Phonics at Penbridge

Our aim is that all children leave our school able to read confidently.

We know that for this to happen our children need to learn the skills to help them achieve this.

Children need to develop a love of reading and listening to books.

Our teachers dedicate time to teaching skills as well as sharing stories, poems, rhymes and non-fiction books.

Our phonics scheme – All Aboard


At Penbridge School we use the SPS (Synthetic Phonics Scheme) ‘All Aboard’ which has been validated by the DfE.

This phonics scheme has pictures, actions and phrases that our younger children enjoy. This helps keep the teaching and learning of phonics active and engaging for our children. 


This scheme ensures good coverage so that children are able learn phonemes in an order that will support reading and writing. High quality teaching of phonics ensures that children make good progress with their reading and writing. When children are not making expected progress the school puts in place intervention.

Our children use phonics as the key strategy for de-coding unfamiliar words.  We also teach the reading of sight vocabulary or ‘tricky’ words that cannot be decoded through phonics e.g. the, I, you.

How do we teach phonics?

Children who attend our Nursery focus on Phase 1 phonics where they learn to listen and distinguish sounds. This includes going for sound walks and playing lots of games.
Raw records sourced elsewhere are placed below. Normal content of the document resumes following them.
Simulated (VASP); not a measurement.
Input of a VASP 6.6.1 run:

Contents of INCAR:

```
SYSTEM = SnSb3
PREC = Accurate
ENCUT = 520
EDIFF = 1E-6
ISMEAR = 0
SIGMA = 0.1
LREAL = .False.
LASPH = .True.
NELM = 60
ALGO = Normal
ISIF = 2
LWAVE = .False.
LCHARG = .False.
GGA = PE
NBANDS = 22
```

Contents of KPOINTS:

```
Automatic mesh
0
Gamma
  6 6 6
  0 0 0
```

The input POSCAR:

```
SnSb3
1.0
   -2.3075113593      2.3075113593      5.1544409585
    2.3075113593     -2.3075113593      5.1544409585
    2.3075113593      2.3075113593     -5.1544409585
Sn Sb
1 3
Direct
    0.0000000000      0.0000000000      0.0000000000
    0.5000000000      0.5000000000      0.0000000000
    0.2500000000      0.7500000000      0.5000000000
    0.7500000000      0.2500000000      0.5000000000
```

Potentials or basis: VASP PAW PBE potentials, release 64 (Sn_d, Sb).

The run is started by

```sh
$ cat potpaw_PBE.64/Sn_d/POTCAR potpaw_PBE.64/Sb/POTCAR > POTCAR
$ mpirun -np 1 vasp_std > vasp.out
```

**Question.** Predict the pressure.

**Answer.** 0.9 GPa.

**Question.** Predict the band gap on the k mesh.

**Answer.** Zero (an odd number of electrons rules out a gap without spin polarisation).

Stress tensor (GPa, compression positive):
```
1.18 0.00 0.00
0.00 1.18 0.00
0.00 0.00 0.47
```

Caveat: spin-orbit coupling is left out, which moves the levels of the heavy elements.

In Reception the children use Phase 2 phonics which is where children are taught that there is a grapheme that represents a phoneme (a letter than represents a sound). The children use actions and phrases to help them learn these. As the children learn the phoneme (sound) in school we will send this home so that parents and children can practise together. Our handwriting of letters uses non-cursive print. Children will learn to segment (sound out each letter in a word) and then blend the sounds to read words. Usually after Christmas in Reception the children start to learn digraphs (two letters that make one sound) e.g. sh, ch, th. The children will be reading and writing words and then sentences that they can use their phonic knowledge to de-code. Towards the end of Reception the children move on to Phase 3 and Phase 4 phonics where they will use the knowledge and skills they have been working on to read longer words e.g. lamp, milk, lunchbox, sandpit.

In Year 1 the children will use Phase 5 phonics where they learn alternative spellings, for example in Reception they learn the digraph ‘ee’ and in Year 1 they learn that there are other ways to spell the sound ‘ee’ such as ‘ea’, ‘y’, ‘ey’, ‘e_e’ and ‘ie’. In June of Year 1 there is a national ‘phonics screening’ where the teacher completes a screening to check each child’s phonic knowledge and the school reports this information to parents. Teachers use this information to re-teach digraphs that the children have found more difficult.

In Year 2 some children will still need Phase 5 phonics teaching and they will receive this. Other children will focus on reading with fluency and expression as their phonic knowledge is well embedded. Children will continue to use phonic strategies alongside rules taught when spelling in Year 2.

We offer intervention to our children who are finding reading difficult. If you are concerned about your child’s progress with reading please make an appointment to speak to the class teacher. If you have any questions about our phonics scheme ‘All Aboard’ please speak to the class teacher.

How can parents and carers help their child learn to read?

With our youngest children it is important to sing nursery rhymes and develop a love of reading by snuggling up to have a bedtime story each evening.

Read a range of stories, poems, rhymes and non-fiction books.

Talk about stories and the characters – are they happy or sad? Why could this be?

Talk about the pictures if your child is not yet able to decode the words.

Children will often point out a letter that they recognise such as a letter in their name.

When the first set of sounds are sent home practise saying the sounds that a letter makes, try to avoid using an ‘uh’ sound afterwards. (The teacher can help you with this, please just ask).

Avoid using letter names and just focus on the sounds.